Green or Eco Camping
Here’s some tips to implement this successfully: dilute sustainability messages with concrete information. To the average festival goer ‘being green’ or ‘keeping it clean’ is not important or interesting, whereas amenities, atmosphere, and cost are convincing. So don’t push the ‘green’ – push comfort, atmosphere, and whatever else people will get out of this experience.
Renting tents
Some visitors usually might not go camping in their free time, and therefore have no use for a tent after the event. The option of renting a tent may prevent these visitors from buying a cheap tent and leaving it behind. Watch out for costs: this option should be lower than ‘glamping’. Lowlands will increase the amount of rentable tipis due to a high demand at last year’s event, which goes to show that this solution has high potential.
Rules and regulations
Festivals with multi-day camping are extremely complex, it is already difficult to 1) comply as a festival organization to all existing regulations as dictated by governments and 2) to enforce these rules towards each and every one in the audience. The latter would be possible (e.g. camping area ambassadors reminding everyone to keep it clean) but hugely costly, and the question is whether that money would not be better spent influencing behavior in a positive rather than constrictive way. However, festival organization do have the potential to take the lead by setting up ground-rules (e.g. forbidden to bring couches) and enforcing them enough so that future visitors will adhere to them.

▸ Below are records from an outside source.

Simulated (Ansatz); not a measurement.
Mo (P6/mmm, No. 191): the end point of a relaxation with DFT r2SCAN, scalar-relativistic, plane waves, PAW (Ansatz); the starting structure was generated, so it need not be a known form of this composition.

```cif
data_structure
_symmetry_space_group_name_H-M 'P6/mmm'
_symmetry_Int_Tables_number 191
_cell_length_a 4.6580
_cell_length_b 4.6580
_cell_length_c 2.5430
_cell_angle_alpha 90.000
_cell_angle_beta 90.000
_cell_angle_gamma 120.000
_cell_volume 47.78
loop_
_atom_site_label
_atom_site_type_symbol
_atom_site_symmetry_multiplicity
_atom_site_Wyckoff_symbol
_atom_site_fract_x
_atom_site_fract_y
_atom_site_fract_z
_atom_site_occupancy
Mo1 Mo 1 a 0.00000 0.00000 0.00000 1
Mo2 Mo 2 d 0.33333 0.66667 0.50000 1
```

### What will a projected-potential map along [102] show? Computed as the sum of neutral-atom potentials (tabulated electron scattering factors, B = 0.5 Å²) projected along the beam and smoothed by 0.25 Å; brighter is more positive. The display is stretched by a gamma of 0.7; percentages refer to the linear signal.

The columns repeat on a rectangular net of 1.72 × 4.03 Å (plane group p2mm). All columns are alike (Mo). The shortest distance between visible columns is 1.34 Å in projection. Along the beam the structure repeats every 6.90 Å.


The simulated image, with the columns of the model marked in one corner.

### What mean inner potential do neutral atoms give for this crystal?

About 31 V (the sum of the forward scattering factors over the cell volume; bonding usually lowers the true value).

Retailers doing their part
No surprises here: retailers have had an enormous role in the short-term thinking towards products. To be more specific, they have marketed the concept of a festivaltent to a point where it has become almost synonymous to a single-use product. A lot has to happen on this front to get rid of the current mindset – all parties involved must work together on this, retailers included.
“You are the person you have been waiting for to reduce waste”
The insights in this article stem from the program ‘Campsite waste; a single use plastic problem in need for a radical mindshift’ during ADE Green 2022. Frank Kimenai discussed this with Megan Best (Native Events), Teresa Moore (Green Festival Awards) and Eric van Eerdenburg (Lowlands).